Patch-Level Posterior Sampling Technique

• Patch-Level Posterior Sampling Technique is a method that leverages patch-scale diffusion priors to reconstruct high-fidelity facial reflectance maps from low-quality video.
• The approach divides full-resolution maps into overlapping, UV-conditioned patches, using tiled posterior sampling to blend local details and eliminate seams.
• It enhances data efficiency by multiplying training examples from limited studio scans and enables practical, studio-quality facial reconstructions for AR/VR and digital avatar applications.

A patch-level posterior sampling technique is a strategy for solving high-resolution inverse problems (notably, facial reflectance capture) by sampling from the posterior distribution of reflectance maps using a prior learned at the image-patch scale. It is designed to address the challenge of reconstructing seamless, high-fidelity facial reflectance maps from everyday smartphone video, while leveraging the strong statistical regularities present in datasets from studio Light Stage scans. The approach combines a UV-conditional diffusion model trained on local image patches (the “patch-level diffusion prior”) with a novel, tiled posterior sampling procedure tailored to full-resolution face asset reconstruction, enabling practical restoration of studio-quality results in data-limited, resource-constrained settings.

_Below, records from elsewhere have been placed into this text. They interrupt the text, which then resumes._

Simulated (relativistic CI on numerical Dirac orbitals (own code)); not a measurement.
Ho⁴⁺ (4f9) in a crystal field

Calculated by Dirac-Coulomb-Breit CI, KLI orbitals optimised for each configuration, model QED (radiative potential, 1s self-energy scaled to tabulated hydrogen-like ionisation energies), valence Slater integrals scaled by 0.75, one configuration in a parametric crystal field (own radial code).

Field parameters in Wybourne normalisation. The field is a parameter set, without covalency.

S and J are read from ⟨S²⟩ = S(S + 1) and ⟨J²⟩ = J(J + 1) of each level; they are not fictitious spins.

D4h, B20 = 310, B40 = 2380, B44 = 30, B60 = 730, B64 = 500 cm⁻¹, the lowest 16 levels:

1. Patch-Level Posterior Sampling Mechanism

The technique involves two principal components:

• Patch-level diffusion prior: The prior is trained by extracting random 256×256 patches from high-resolution Light Stage scans, with each patch comprising concatenated diffuse albedo (3 channels), specular albedo (1 channel), normal (3 channels), and UV coordinates (2 channels). The model is a conditional diffusion model (i.e., a UNet predicting noise at each timestep), which is conditioned on the patch’s UV region to preserve both appearance and pose context.
• Patch-wise posterior sampling for inverse problem: Given multi-view smartphone video (with fixed geometry and lighting), the task is to infer full-resolution reflectance maps such that their renderings match all captured images as well as possible, but restrict the possible outputs to the studio distribution defined by the patch-level prior.

Due to hardware and dataset constraints, direct diffusion sampling over the entire 4K map is infeasible. The proposed procedure splits the current map into overlapping patches, applies the patch-level DPS (Diffusion Posterior Sampling) step to each patch independently (using UV coordinates for spatial context), and then blends overlaps (with weighted averaging as in Tiled Diffusion) to construct a seamless candidate for the next diffusion iteration.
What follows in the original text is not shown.